Nigel Spratling says:  “The door lock actuator is actually a sealed motorized unit made in Germany.  I had a problem 
with mine and I took the unit out and very carefully cut it open along its seams.  Once apart I took out the electric motor 
and carefully disassembled it by prying open the lock tabs next to the brush carrier. The motor is actually a Japanese 
Mabuchi 12volt device and they are prone to developing 'dead' spots on the armature when used infrequently (i.e., 
when used for a door lock).  After extracting the brush carrier, I cleaned the brushes and also cleaned the armature 
contacts with some fine emery paper followed by washing with alcohol. 

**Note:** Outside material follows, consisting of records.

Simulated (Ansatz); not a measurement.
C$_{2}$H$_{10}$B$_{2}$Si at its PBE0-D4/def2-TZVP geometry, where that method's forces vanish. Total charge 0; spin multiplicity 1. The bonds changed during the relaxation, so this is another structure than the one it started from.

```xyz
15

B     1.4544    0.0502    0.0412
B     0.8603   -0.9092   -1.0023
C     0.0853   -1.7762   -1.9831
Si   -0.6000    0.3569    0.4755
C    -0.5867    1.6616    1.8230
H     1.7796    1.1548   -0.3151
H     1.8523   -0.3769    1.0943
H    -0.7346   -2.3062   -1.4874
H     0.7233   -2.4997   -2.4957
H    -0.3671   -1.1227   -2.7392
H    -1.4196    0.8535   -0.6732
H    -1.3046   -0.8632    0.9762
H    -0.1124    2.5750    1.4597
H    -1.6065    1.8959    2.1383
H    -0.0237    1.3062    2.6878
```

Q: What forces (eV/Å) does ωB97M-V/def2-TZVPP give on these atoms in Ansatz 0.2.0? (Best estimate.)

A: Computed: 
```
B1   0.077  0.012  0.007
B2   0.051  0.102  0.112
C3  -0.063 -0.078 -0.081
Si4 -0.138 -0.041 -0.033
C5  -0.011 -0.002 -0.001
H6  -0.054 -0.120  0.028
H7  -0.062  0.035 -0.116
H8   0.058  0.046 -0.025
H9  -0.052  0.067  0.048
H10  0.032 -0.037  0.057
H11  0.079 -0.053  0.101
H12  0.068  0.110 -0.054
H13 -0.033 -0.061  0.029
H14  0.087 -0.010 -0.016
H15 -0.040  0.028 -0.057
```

“Once the motor was reassembled I applied 12 volts to it to test it and it ran like a champ.  I then reassembled the whole 
mechanism and refixed the two halves together with glue and duct tape (you can't see the lock mechanism inside the 
door, so duct tape is perfect ☺). 

“The locks have been working perfectly for over a year since the repair and it cost nothing but time and patience.  If it 
fails again I will buy a new Mabuchi motor from a hobby shop.” 

Considering the nature of Spratling’s problem and solution, the motorized door locks might be yet another place where 
using the system on a regular basis might help keep it working longer. 

 

BOOT LOCK:  According to Mike Cogswell, electric boot locks were introduced in 1989 models.  According to his 
dealer, they cannot be retrofitted to earlier models. 

Note that the later cars with electric boot locks have a 3-position keyhole.  This is explained in the owner’s handbook, 
but who reads those things?  If the battery is dead and you obviously need to get into the boot to do something about it, 
turning the key either left or right won’t work; you need to turn the key to the middle position, straight up.  Mark West 
says, “The lock has two functions.  The first is to override the electronic lock, in case you want to keep a nosy valet out 
of your goods.  The second is to allow you to actually open the trunk using the trunk latch without having to operate the 
door locking mechanism.  When the key is turned to the middle position the trunk latch may be operated independently 
of the electronic locking mechanism.  Using the key in this manner, you can open the trunk without unlocking the rest 
of the car.  It's a time-saver if you haven't installed an auxiliary alarm system.  If you do have an alarm, don't try this 
without disabling your alarm.  It makes a very loud noise... kinda embarrassing in a shopping mall parking lot. 

“It will only work with the larger of the two silver keys.  One is the "valet" key and only opens the doors; it is smaller 
and has the concave butt end.  The other key, which is larger and has a convex end, will operate the trunk lock, gas cap, 
glove box, etc.” 

 

KEY FOB LOCK:  According to Mike Cogswell, the key fob security systems were introduced in 1989 as a dealer-
installed option.  Apparently these cannot be fitted to earlier models. 

 

ALARM SYSTEM RESET:  Victor Naumann provides a resetting procedure:  “Each year is different; try 
disconnecting the battery, wait 1 minute.  Reconnect the battery.  If the lights flash and sounder beeps every few 
seconds you are halfway home.  Have all your remotes, security looks for five signals. You must press each remote at 
least once and all of them for a total of five presses.  The security should work then.  If the sounder does not sound , 
you may need to disconnect the security backup battery next to the security ECU and the do the process.”